Box-Office Preview: Can 'Hunger Games: Mockingjay — Part 1' Make Franchise History?
Either way, the penultimate installment is on course to score the top opening of the year in North America
If Katniss Everdeen aims her arrow just right, The Hunger Games could become the first film franchise in Hollywood history to have three installments open to $150 million or more in North America, not accounting for inflation.
Based on prerelease tracking, most box-office observers believe The Hunger Games: Mockingjay — Part 1 will open to at least $150 million this weekend, although Lionsgate is being more cautious, suggesting a range of $130 million-$150 million.

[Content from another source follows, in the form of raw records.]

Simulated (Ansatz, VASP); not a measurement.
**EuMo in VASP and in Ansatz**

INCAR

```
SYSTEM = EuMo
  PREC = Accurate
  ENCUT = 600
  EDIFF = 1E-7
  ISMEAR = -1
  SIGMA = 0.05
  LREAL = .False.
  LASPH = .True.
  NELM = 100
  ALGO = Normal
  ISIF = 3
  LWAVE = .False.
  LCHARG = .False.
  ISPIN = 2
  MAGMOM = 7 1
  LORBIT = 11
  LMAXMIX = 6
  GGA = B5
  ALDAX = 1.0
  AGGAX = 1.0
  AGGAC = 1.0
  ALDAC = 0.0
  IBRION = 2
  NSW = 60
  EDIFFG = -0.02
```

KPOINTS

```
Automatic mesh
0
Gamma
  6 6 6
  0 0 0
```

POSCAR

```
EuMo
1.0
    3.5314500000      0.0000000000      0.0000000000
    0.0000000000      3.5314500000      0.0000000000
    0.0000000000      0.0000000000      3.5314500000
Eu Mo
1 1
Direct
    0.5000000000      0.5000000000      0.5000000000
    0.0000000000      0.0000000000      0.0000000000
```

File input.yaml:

Without a doubt, Mockingjay will score the top opening of the year so far in a much-needed boost for the domestic box office as the year-end holidays get underway, easily eclipsing the $100 million debut of Transformers: Age of Extinction this summer. Moreover, it will be the biggest three-day opening since The Hunger Games: Catching Fire launched to $158.1 million the same weekend a year ago.
The first installment, The Hunger Games, debuted to $152.5 million in March 2013, catapulting Jennifer Lawrence to stardom and shattering records.
Catching Fire director Francis Lawrence reprises his duties for Mockingjay, which again stars Lawrence opposite Josh Hutcherson, Liam Hemsworth, Woody Harrelson, Elizabeth Banks, Stanley Tucci, Jena Malone and the late Philip Seymour Hoffman, and introduces Julianne Moore and Natalie Dormer to the series based on Suzanne Collins' blockbuster YA book series.
Lionsgate decided to split Collins' final book into two films. Director Lawrence shot them back-to-back at a reported cost of $250 million. Mockingjay — Part 2 is set to open Nov. 20, 2015.
The franchise is also a huge performer overseas. Catching Fire took in $864.6 million worldwide last year, including $439.9 million internationally and $424.7 million in North America. Mockingjay — Part 1 opens in most major foreign markets this weekend, although it won't be released in China until next year.
If Lionsgate is being cautious in terms of the threequel's North American opening, it's because the movie won't have the benefit of playing in Imax, as did the first two films, since Imax is still carrying Christopher Nolan's Interstellar.
Interstellar and Big Hero 6, opening earlier this month, have enjoyed strong holds thus far, but Mockingjay is sure to dampen returns for a number of titles, which explains why it is the only new release this weekend.